Digging into Apache Hadoop

I´m exploring Apache Hadoop at the moment. This looks like a really interesting technology. What´s Hadoop? Hmm … to explain it in a really simplified manner: It´s a distributed, highly available datastore. Okay … yawn … no big deal so far. But there is an interesting twist in Hadoop. Let´s assume you have vast amounts of log files. A pile of data in the size of multiple Terabytes. You want to know the URLs of the Top-10 pages of your website. The standard old-school approach to this problem is: Starting an analyser on a big server which gathers all data via block or file based protocols to this analysing server. Of course this approach has several bottlenecks: The size of the network pipes, the amount of computing power in a single box, the amount of IOPS in a single server, the amount of IOPS of a single storage attached to the server, the amount of memory in a single server. But now think in HPC terms about this problem: You could divide this task in several ones. Let´s assume 64 MB shards. You could compute the result for each of the shards on a seperate node. To stay in our example: This step print outs the pageviews of any URL in it´s shard. This fragments of the final result are collected and reduced to the final result: For example by adding the pageviews of a URL from every shard. By using the concepts you you seperate the task of analysing the log files on thousands of nodes in parallel. You get your answer in minutes, not hours or days. The advantage of doing so is to bring the data intensive parts of computation to the data instead of bringing the data to the computation. Such algorithms are called MapReduce. This concept was introduced by Google and the core competency of Google is to analyse big piles of data, thus such an mechanism is quite handy. I have several usecases in mind for such a solution: Commercial data warehousing, billing of large heaps of Call Data Records, mass converting jobs … and so on … What has all this stuff to do with Hadoop. Hadoop is an open-source implementation of this concepts. The Hadoop Wiki writes:

Hadoop is a framework for running applications on large clusters built of commodity hardware. The Hadoop framework transparently provides applications both reliability and data motion. Hadoop implements a computational paradigm named Map/Reduce, where the application is divided into many small fragments of work, each of which may be executed or reexecuted on any node in the cluster. In addition, it provides a distributed file system (HDFS) that stores data on the compute nodes, providing very high aggregate bandwidth across the cluster. Both Map/Reduce and the distributed file system are designed so that node failures are automatically handled by the framework.
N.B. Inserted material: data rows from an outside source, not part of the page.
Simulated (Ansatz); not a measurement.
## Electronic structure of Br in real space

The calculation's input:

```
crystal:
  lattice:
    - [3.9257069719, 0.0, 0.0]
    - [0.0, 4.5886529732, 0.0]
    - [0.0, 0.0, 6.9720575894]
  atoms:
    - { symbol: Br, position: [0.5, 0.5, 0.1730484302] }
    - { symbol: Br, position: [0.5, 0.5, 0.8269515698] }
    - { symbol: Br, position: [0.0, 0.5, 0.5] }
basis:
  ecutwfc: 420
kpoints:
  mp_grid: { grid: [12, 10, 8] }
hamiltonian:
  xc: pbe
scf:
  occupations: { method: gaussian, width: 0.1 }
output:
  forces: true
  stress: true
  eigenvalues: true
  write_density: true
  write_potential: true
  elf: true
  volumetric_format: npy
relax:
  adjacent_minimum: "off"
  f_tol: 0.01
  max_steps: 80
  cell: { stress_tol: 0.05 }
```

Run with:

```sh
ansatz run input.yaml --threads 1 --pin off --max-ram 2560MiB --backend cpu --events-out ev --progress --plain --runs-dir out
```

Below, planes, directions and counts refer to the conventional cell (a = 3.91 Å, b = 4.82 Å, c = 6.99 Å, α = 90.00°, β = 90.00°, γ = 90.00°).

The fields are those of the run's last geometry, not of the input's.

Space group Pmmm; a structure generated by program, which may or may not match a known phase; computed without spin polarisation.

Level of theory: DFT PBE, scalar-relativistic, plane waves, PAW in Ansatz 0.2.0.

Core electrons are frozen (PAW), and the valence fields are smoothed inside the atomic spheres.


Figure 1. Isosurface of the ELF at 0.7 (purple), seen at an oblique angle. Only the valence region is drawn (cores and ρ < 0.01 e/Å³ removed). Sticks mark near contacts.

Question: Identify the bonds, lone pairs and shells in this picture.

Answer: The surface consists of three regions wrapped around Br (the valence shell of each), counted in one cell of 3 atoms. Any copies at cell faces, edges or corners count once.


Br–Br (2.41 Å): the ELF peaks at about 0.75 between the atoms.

It does the housekeeping, the seperation of data in shards, the distribution of the analysing tasks on the server. You can view at it as an API/command line controlled grid engine for data distribution and data processing. It consists out of the Hadoop Core, the Hadoop Distributed File System (it´s not a POSIXfilesystem integrated to the VFS, you can think of it like FTP, you need a client or you use an API to use it) , there is even an scripting language helping you to write the analysing jobs. This language is called Pig. Additional there is an effort to implement a database for structured data on top of Hadoop with HBase. At the moment there are some gotchas in this technology. Fore example you can´t work with compressed files in it, as gzip files shards aren´t decompressible seperately (okay, it´s a problem of gzip, but it prevents you to work with it) (Update: I´m not entirely sure about this, it seems that you can work with block based compression like bz2, and gzip is indevelopment, at least according to the Pig documents). But here ZFS on-the-fly compression can be very helpful. I think i will create a Hadoop testbed with multiple zones on one of my systems this weekend.